On Saturday, more than two-thirds of delegates at the North Carolina Republican Party’s annual convention in Greensboro approved a motion to censure U.S. Senator Thom Tillis over his political positions that differ from the party’s platform.

Activist Republican delegates pushed for Tillis’ censure, primarily over the Tar Heel State’s senior senator’s support for gay marriage and immigration reform. However, leaders within the state party did not openly back the drive to censure Tillis.

Billing himself as a strong conservative, voters elected Tillis to the U.S. Senate in 2014. During his time in office, Tillis has evolved his stances on hot-button issues while showing a willingness to work across party lines.

In November, Tillis joined 11 other Republican Senators in supporting the “Respect for Marriage Act,” which codified same-sex marriage into federal law. Then-Senator Richard Burr, R-NC, also supported the bill which President Joe Biden later signed into law.

Tillis previously opposed same-sex marriage, including advocating for a 2012 referendum that amended the N.C. state constitution to ban same-sex marriage.

Tillis’ pro-gay marriage stance contradicts the NCGOP’s platform, which states that “marriage is or should be recognized as the union of one man and one woman.”

Tillis has also collaborated with Democratic lawmakers on immigration. In December, Tillis attempted to formulate a bipartisan immigration deal with Arizona Senator Krysten Sinema, then a Democrat, which ensured a path to citizenship for many illegal aliens and migrants. However, the deal fell through after not receiving widespread support in the Senate.

Tillis has also clashed with former President Donald Trump, who spoke at the convention, on the issue. In 2019, Tillis initially opposed Trump’s plan to use military funding to build a wall on the United States’ border with Mexico, though he later supported it.

Tillis’ political stances and bipartisan habits have drawn the ire of conservative activists within the NCGOP, reaching a climax during this previous weekend’s convention when delegates voted to censure the Senator.

However, the resolution censuring Tillis did not lay out any specific policy concerns, instead reading “Republican voters have an expectation that their candidates will adhere to the Party platform.”

An amendment advocating Tillis’ censure was added to the resolution following its initial publication, stating, “Does hereby censure Senator Thom Tillis for his blatant violations of our party platform.”

The motion was approved on a 799-361 vote, exceeding the two-thirds majority required to be passed by convention delegates.

Shortly after the vote, Daniel Keylin, a Senior Advisor to Tillis, released a statement to media outlets defending the Senator.
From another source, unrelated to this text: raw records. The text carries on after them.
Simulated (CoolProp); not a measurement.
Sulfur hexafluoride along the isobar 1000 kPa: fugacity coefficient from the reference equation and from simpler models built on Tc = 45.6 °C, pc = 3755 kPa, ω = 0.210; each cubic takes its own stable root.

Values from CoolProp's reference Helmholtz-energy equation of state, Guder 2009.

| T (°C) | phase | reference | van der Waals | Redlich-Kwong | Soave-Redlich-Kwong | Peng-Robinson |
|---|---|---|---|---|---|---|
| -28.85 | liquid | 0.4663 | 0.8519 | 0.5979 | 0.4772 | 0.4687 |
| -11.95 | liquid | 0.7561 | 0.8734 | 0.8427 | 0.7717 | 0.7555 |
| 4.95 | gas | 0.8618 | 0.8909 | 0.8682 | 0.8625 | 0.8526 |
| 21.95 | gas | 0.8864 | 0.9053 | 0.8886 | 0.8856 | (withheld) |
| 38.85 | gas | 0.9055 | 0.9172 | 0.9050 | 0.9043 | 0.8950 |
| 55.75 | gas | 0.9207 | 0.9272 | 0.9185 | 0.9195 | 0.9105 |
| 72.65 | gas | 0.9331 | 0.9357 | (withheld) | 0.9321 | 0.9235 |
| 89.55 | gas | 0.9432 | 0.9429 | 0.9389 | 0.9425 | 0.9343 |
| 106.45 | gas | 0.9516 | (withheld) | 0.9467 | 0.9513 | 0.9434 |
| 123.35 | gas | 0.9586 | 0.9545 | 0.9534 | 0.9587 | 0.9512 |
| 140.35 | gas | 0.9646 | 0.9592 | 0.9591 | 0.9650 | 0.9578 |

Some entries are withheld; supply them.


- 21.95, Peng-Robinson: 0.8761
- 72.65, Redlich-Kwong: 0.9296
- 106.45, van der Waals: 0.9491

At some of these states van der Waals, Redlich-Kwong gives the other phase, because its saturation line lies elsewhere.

“Senator Tillis keeps his promises and delivers results. He will never apologize for his work passing the largest tax cut in history, introducing legislation to secure the border and end sanctuary cities, delivering desperately-needed funding to strengthen school safety and protecting the rights of churches to worship freely based on their belief in traditional marriage,” said Keylin.

Allies of Tillis criticized the censure. Pat McCrory, who served as N.C. governor during Tillis’ time as Speaker of the House, took to Twitter to voice his displeasure.

“I join former Governor Jim Martin in opposing the censure against Senator Thom Tillis. It’s time also for all N.C. state and federal elected Republicans to stand with Thom and publicly voice their opposition to the action taken at our convention,” said McCrory.

Censuring a Republican U.S. Senator is not a new phenomenon for the NCGOP. In February 2021, the party’s central committee censured then-Senator Richard Burr following his vote to convict former President Trump for his role in the U.S. Capitol Building storming. Burr also faced allegations that he committed insider trading, which he denied, leading to criticism from influential right-wingers such as Tucker Carlson.

While being censured does not levy any official sanctions against Tillis, the move does indicate the party’s base is increasingly unhappy with his stint in the U.S. Senate, to which he was re-elected in 2020 by a small margin against a scandal-ridden Democratic opponent.

A High Point University poll from August 2022 showed Tillis’ approval rating at 23 percent, with the caveat that over one-third of N.C. voters were unfamiliar with the Senator. These numbers are a dip from a 2020 HPU poll which showed Tillis with 33 percent approval among potential voters.

While Senator Tillis can run for re-election in 2026, he has yet to publicly confirm whether he will campaign for a third term. If he does, Tillis may potentially face a GOP primary challenge from the right.